Strawman API proposal:

el.focus({ setActiveElement: false });

This would unfocus the current active element, and set the focus navigation start point to el.

Additional naming proposals from @othermaciej in https://github.com/whatwg/html/issues/5326#issuecomment-601899518:

element.setSequentialFocusStartPoint();
element.startSequentialFocusHere();
element.setFocusStartPoint();
document.setFocusStartPoint(element); // maybe more obvious that this clears focus,
                                      // & if there was a getter it'd be on document

More name suggestions from @muan in https://github.com/whatwg/html/issues/5326#issuecomment-603541518

document.setSequentialFocusStartingPoint(element);
document.setTabFocusStartingPoint(element);
document.setSequentialNavigationStartingPoint(element);
document.setNavigationStartingPoint(element);

Another example from @muan in https://github.com/whatwg/html/issues/5326#issuecomment-598971825:

I've been working on adding focus management to the file list on GitHub's repository page. Currently when user navigates through the file directories with a keyboard, each navigation drops user's focus back to the top of the page.

The most basic solution would be to set the file table as the start point. However, with the current recommended pattern, we have to go through 5 steps:

  1. Setting tabindex="-1" on the file table
  2. Call focus() on the file table
  3. Ensure focus outline does not apply to this element
  4. Install a one time blur handler to remove the tabindex

With this new API, it'll be:

  1. Call table.focus({ setActiveElement: false })

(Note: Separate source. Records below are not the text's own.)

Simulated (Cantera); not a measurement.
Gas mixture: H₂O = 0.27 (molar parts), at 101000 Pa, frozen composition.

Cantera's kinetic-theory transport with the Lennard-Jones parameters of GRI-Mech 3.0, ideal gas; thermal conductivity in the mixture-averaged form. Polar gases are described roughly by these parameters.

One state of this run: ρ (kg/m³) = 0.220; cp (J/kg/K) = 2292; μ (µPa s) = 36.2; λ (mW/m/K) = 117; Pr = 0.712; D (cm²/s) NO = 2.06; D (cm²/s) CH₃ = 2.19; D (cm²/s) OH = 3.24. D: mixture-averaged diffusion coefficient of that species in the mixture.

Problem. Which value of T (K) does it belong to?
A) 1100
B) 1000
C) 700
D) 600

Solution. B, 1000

This one line solution would immediately make the experience 10 times better.

accessibility additioproposal editing focus forms

Most helpful comment

I agree that this would be a very helpful API to have.

Setting tabindex="-1" has too many side-effects as @alice mentioned, and they turn something that should be as simple as "now you start from here" to an annoying "focus exception" where styles don't apply and element isn't "interactive" in the sense that native _interactive content_ is.

Using the current pattern, developers have to consider the following steps:

  1. Marking an element to be the start point
  2. Setting tabindex="-1" on the element
  3. Call focus()
  4. Ensuring focus outline does not apply to this element
  5. Install a one time blur handler to remove the tabindex

Making this pattern re-usable is very difficult for a large scale website. In these steps, I'd say step 1 alone is already a big task and quite a burden to maintain. And for step 2 to 5, the developer will have to consider how to handle the conditional cases if the start point is already an interactive element v.s. not. This is further complicated by how "interactive element" isn't always "focusable" (https://github.com/whatwg/html/issues/4464).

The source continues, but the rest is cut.